Hello,
I am having trouble integrating the following equation, I thought I could do it but it is not the same as the answer in the back of the book. Can someone help me?
The integral of (2x+3)/(x+1)dx thanks
$\displaystyle \int\frac{2x+3}{x+1}\,dx$
$\displaystyle =\int\frac{2x+2+1}{x+1}\,dx$
$\displaystyle =\int\frac{2(x+1)+1}{x+1}\,dx$
$\displaystyle =\int\left[\frac{2(x+1)}{x+1}+\frac1{x+1}\right]dx$
$\displaystyle =\int\left(2+\frac1{x+1}\right)dx$
You could have also used polynomial long division.

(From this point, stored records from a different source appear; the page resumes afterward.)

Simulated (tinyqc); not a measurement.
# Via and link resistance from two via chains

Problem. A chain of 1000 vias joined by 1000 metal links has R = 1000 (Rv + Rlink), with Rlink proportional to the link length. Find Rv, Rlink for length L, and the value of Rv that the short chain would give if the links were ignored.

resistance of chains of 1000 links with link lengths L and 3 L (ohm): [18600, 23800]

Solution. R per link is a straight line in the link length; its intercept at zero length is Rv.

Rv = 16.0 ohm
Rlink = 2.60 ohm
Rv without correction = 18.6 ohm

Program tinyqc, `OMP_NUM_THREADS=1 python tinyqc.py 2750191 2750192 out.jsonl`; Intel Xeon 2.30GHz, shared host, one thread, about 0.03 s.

$\displaystyle \int{\frac{2x+3}{x+1}} dx$
$\displaystyle = 2 \int{ \frac{x}{x+1} }dx + 3 \int{ \frac{1}{x+1} }dx$
$\displaystyle = 2 \int{ \frac{x+1-1}{x+1} }dx + 3 \ln{(x+1)} + C$
$\displaystyle
= 2 \left( \int{ \frac{x+1}{x+1} }dx + \int{ \frac{-1}{x+1} }dx \right) + 3 \ln{(x+1)} + C$
$\displaystyle = 2 \left( \int{ 1 }dx + \int{ \frac{-1}{x+1} }dx \right) + 3 \ln{(x+1)} + C$
$\displaystyle = 2 \left( x - \ln{(x+1)} \right) + 3 \ln{(x+1)} + C$
$\displaystyle = 2x + \ln{(x+1)} + C$